Saturday, October 07, 2006

Signs of harvest are everywhere!


Signs of harvest are all around us, reminding us to be thankful for the farmers presenting us with their crops. There is a popular sign displayed in many spots locally, one announcing;

“If you ate today, thank a farmer”.

Each time we venture out in for a drive somewhere, we see continual changes in the landscaping before us. Farmers are outdoors, bundled up and working hard ploughing fields, turning the soil over showing the rich dark brown colors below the earth’s core.

Freshly ploughed fields sometimes steamy hot.

Machinery is being repaired for winter outside the barns; sometimes we get a glance of someone’s legs underneath the mammoth equipment and hear banging sounds where those legs are resting.

Machinery is being well cared for lately in farmer's yards.

Hay from fields is either stacks high (see my blog on “High hay”) to save room within the barn housing from storing the huge loads, or some farmers use a combine which rolls the hay into large rolls, covering them with white plastic to remind us of large marshmallows. Often though, we see those hay rolls inside a steel overhang next to the barns, wondering how they would fit inside anyway if able.

Fields clear with "high hay" piled up next to the barn, dimished in size from their very size next to it.
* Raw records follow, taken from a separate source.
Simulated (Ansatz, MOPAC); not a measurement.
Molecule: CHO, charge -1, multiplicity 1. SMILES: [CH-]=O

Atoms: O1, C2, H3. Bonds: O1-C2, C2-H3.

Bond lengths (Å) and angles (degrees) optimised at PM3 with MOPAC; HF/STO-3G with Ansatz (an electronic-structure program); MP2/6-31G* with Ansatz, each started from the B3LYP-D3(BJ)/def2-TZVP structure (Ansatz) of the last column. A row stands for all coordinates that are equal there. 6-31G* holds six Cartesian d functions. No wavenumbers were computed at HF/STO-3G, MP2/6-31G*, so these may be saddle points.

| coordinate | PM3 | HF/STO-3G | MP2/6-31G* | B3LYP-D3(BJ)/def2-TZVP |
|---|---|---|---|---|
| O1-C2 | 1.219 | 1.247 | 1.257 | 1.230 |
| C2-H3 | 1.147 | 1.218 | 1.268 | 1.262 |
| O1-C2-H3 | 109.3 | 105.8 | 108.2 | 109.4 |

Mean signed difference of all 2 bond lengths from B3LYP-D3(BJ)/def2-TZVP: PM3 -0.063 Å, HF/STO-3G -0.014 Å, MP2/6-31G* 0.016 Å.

The harvest is upon us, with corn off the stalks yet those light brown stalks are only being cut little by little, and bundled to be brought before the cows for feed in the barn.

Remnants of corn stalks without their corn
in husks left hanging on them anymore.

There is much to go, seemingly the last of the crops around, with the exception being soya beans. Initially we figures with the ugly brown stalks left standing at attention, all the actual product was removed with a combine of sorts. No, no, no we are told, finger wagging at us, the product doesn’t get removed for a while yet. It’s difficult to believe just how brown those soya beans are, when I envision them being green like the color of grass. Not so with this type of seed. These ones are for producing soya milk locally.

Can you say "UGLY" brown soya beans?

There are still continual country traffic jams, with farmers on the roads with their machinery bringing in the harvests. Amazing speed limits on these country roads are posted at 90km/hr, so with a tractor jam, one really notices the limited speeds until able to pass them.

Country traffic jams continue to alert drivers to slow down.